Type Analysis for JavaScript

December 12th, 2011

A few weeks ago, I've begun working on a type inference analysis for JavaScript based on the forward dataflow paradigm. The goal of this analysis is to gather information about the types of variables and object fields in JavaScript programs so that they can be better optimized. More specifically, the analysis should allow a JavaScript compiler to obtain some guarantees about the behavior of programs to compile, allowing it to generate more specialized code.

When compiling JavaScript code, a naive JavaScript compiler has to assume that the + operator can be either addition or string concatenation, and produce code that can handle both cases, with the associated dynamic dispatch overhead. This is rather problematic, because all JavaScript operators have multiple cases to handle based on the input types. The results is large amounts of inefficient code. If we have guarantees about the input types of operators, however, we can potentially generate (much) more optimized code. Optimizing dynamic languages based on type inference is the focus of my Ph.D. thesis.

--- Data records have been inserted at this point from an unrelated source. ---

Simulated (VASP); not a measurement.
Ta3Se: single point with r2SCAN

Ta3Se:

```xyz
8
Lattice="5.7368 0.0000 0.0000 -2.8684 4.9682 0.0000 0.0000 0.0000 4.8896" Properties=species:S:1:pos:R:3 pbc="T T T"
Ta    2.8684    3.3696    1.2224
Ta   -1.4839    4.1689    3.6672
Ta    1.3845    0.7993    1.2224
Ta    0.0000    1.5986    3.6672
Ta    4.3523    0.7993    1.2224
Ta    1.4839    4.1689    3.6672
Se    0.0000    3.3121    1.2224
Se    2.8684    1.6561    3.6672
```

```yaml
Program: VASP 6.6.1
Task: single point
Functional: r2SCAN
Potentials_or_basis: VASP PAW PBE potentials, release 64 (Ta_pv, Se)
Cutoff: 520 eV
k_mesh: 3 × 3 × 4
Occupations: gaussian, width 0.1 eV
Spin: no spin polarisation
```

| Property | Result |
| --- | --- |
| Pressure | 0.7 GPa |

I recently implemented a prototype analysis that is partially flow-sensitive. The results were fairy promising, at least on simple programs. The analysis was able to successfully infer the types of most variables and object fields, and seemed to run at an acceptable speed. Another nice thing is that the analysis can be run incrementally, and doesn't need to analyze parts of programs that can be shown never to run. The main weakness so far, however, is that my analysis is still relatively weak when it comes to inferring that properties must definitely exist on objects. It also doesn't benefit very much from aliasing information that seems obvious when looking at the source code of the programs being analyzed... And my instinct tells me that if it's so plain and obvious, there should be a way to design an analysis that can infer it.

Following a discussion with professor Bruno Dufour, I've decided to implement a second prototype of my analysis that will be fully flow-sensitive, and based on the points-to analysis paradigm. Such analyses are typically more costly in terms of execution time and memory usage, but I'm hoping to find simplifying assumptions that can help make the performance acceptable. In any case, a flow-sensitive analysis should provide me with some sort of upper bound on the precision of the type information that can be inferred statically, and give me more insight into how to design more precise and efficient analyses in the future.

In other news, I've started working on Tachyon's Garbage Collector (GC). This will be a simple stop-and-copy semi-space collector using Cheney's algorithm. I'm implementing the GC itself in Tachyon's extended JavaScript dialect, as opposed to writing it in C, as I feel this will integrate better with the rest of the system. So far, I've written code to traverse objects in memory and to traverse the stack from top to bottom. The main component missing is traversal of compiled functions, which I should be implementing this week. I'm hoping all this won't be too buggy once I integrate it all together. Rumors are GCs are very hard to debug. I'll be finding out soon enough.